Jordanna and the Masters of Photography by Jordanna Kalman
This series was made in response to an invitation by The Yellow Rose Project to submit work having to do with the ratification of the 19th amendment. The prompt was open to interpretation.
In order to make images I need to feel emotionally invested. While I’m all for women’s rights I found I wasn’t inspired to make images specifically about the 19th amendment. I realized it’s because I’ve always had the right to vote and never felt the frustration of that particular inequality.
This led me to think about when I have felt slighted and it took me maybe one millisecond to come up with ‘being a woman photographer.’
Just that in itself, that I’m labeled a ‘woman’ photographer and not just ‘photographer’ annoys me to no end.
Men have controlled the whole history of art for all of time. In my formal education in photography, 99.9% of the work I was introduced to was made by male photographers. When we’re taught by example, that this is the IMPORTANT AND CORRECT work to emulate; a male point of view, where does that leave me? How can I honestly express myself as a woman when most of what I’ve seen/learned from is what men have made? If I’m ever able to unlearn the rules of male photography, truly express myself as a woman, (and I do NOT mean the ‘female gaze,’ a demeaning, condescending, pigeon-holing term) would that work be rejected as wrong?
The parallel drawn between my distress here and a woman’s right to vote is the idea of needing permission from men. As men control the world, we are left to gain license from them; they allowed us the right to vote, to be educated, to have jobs, to be deemed worthy enough to be included in the art world (a small percentage anyway).

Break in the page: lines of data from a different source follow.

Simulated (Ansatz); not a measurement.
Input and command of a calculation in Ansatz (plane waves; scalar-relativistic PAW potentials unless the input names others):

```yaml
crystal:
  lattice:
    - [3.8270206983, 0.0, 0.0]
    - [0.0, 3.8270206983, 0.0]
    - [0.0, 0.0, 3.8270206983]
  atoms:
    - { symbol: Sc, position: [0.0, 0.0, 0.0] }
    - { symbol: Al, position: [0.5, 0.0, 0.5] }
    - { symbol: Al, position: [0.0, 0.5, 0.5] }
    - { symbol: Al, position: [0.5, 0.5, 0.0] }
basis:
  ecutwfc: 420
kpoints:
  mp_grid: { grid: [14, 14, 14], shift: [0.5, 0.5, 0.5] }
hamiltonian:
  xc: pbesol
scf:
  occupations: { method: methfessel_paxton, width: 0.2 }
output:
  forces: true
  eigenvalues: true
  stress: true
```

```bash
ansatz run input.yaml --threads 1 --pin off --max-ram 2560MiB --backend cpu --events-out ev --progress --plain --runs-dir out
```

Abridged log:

In the pieces I’ve made for the Yellow Rose project, my photographs are seen through a window cut into photographs made by some of my favorite “master photographers.” I wonder if my work may always be trapped by my formal education, and also considered less than or unimportant because it wasn’t made with an 8x10 or an American poet’s (male of course) prose as inspiration or of new topographics (which are like, so old by now) or uninteresting because the nudity isn’t sexual and therefore useless to the male gaze or irrelevant because I’m over 35 and I have children.
With all the inequalities and biases women endure... what good are women’s rights if all the rules continue to be put in place by old white men?
Jordanna Kalman lives and works in NY, USA.